Re: Same dataset match-merge-count?

Hans · Posted 04-27-2011 03:47 PM

Hi,

I was hoping someone could point me to what procedures / coding to use conceptually as I'm having trouble figuring out how to get started on the following and have been stumped all day trying to figure out this:

I have a database consisting of ~100M observations that is sorted by Journal, Article, Volume, and Issue. I want to get Journal-Article counts which I know how to do with a PROC SQL operation, however, the problem is the Article has misspellings for what is essentially the same article and I need to write a clean up code.
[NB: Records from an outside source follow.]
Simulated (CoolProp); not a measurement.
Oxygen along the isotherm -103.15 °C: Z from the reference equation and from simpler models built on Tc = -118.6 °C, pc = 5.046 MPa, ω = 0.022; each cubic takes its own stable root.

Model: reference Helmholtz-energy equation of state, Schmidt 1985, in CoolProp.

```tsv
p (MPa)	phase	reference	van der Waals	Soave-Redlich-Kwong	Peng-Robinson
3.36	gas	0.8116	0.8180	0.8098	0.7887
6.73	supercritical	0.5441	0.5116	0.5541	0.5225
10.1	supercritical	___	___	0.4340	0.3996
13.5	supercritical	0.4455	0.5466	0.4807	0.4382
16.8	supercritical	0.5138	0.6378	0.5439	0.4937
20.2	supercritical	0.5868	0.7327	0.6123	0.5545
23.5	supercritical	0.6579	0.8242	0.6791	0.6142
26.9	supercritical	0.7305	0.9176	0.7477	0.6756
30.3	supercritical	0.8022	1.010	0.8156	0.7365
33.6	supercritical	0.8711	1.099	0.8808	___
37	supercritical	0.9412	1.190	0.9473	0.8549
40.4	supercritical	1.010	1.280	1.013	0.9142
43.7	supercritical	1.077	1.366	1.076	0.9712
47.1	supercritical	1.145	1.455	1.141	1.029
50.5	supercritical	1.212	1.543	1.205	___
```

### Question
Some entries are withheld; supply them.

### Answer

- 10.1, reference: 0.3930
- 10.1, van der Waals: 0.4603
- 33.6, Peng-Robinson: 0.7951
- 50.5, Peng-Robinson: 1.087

In regards to cleaning the code, we have variables in the dataset: PubDate, StartDate, FirstWordArticle, FirstWordAuthor. I want to compare each record to all of the other records within the same journal in the same dataset to see if there is a match on at least 3 of these 4 variables, if so then I want to somehow standardize the ArticleTitle to take the value of the most frequent distinct ArticleTitle found within this group of matches if any spelling variations are found for ArticleTitle. The end goal is to hopefully produce a more realistic top journal-article count for reporting purposes.

I'm not sure what procedures or coding templates to use / refer to in order to start to go about doing this, if anyone has any tips it would be greatly appreciated...

art297 · Posted 04-27-2011 06:25 PM

It would help if you can provide a small sample dataset that contains some of the discrepancies you are trying to capture.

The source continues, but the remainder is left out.